25.19 Complete techniques for deducing Fair Almost-Sure Termination

Take the setting of probabilistic Turing machines with nondeterminism. In these machines, the control states are partitioned into the probabilistic and nondeterministic states. Each of these states are associated with finite sets of transitions that can be taken at that state. Probabilistic states associate probability distributions across available transitions at these states. Successors at these states are picked according to this distribution. At nondeterministic states, however, successors are determined by \(\textit{schedulers}\). Schedulers are functions that map finite program histories to decisions at nondeterministic states. Given a machine, they produce execution trees that branch at probabilistic configurations by resolving the nondeterminism in the execution.\(\\\)

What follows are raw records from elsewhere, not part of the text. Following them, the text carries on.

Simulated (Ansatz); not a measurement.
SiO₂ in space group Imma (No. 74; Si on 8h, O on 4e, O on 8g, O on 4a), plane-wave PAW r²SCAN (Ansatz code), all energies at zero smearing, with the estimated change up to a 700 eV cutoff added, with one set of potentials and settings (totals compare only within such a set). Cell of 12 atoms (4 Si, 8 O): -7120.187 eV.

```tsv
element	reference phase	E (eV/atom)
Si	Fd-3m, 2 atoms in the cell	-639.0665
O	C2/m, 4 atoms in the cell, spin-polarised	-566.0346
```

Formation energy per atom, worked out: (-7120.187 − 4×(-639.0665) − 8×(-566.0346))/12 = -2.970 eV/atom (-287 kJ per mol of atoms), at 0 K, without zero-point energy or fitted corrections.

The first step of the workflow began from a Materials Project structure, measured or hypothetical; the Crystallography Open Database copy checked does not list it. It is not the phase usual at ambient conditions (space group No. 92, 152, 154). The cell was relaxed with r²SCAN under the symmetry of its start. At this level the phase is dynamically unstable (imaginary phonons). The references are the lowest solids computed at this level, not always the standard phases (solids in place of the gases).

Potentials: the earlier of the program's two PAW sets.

Call a transition nondeterministic if it originates at a nondeterministic state. Infinite executions of these programs enable a nondeterministic transition infinitely often if they visit the origin of that transition infinitely often. With a scheduler and an initial state, the unrolled execution of these machines are trees that branch at probabilistic states. For such a machine M, call a scheduler fair if, in all infinite executions it induces, all nondeterministic transitions enabled infinitely often are taken by the scheduler infinitely often.\(\\\)

Consider the decision problem of deciding if a probabilistic nondeterministic Turing machine terminates with probability 1 under all fair schedulers. What is the recursion-theoretic complexity of this problem? Note this this problem is trivially undecidable, and that the corresponding decision problem for non-probabilistic Turing machines is known to be \(\Pi^1_1\)-complete.\(\\\)

Separately, Hoare-style proof systems for reasoning about properties of non-probabilistic programs (written in a Turing-complete language) under fair schedulers have been studied in the 80s. Such proof systems provided rules for deducing the fair termination of these programs that are both sound and complete. Naturally, we ask: what are sound and complete techniques for deducing the fair almost-sure termination of probabilistic programs?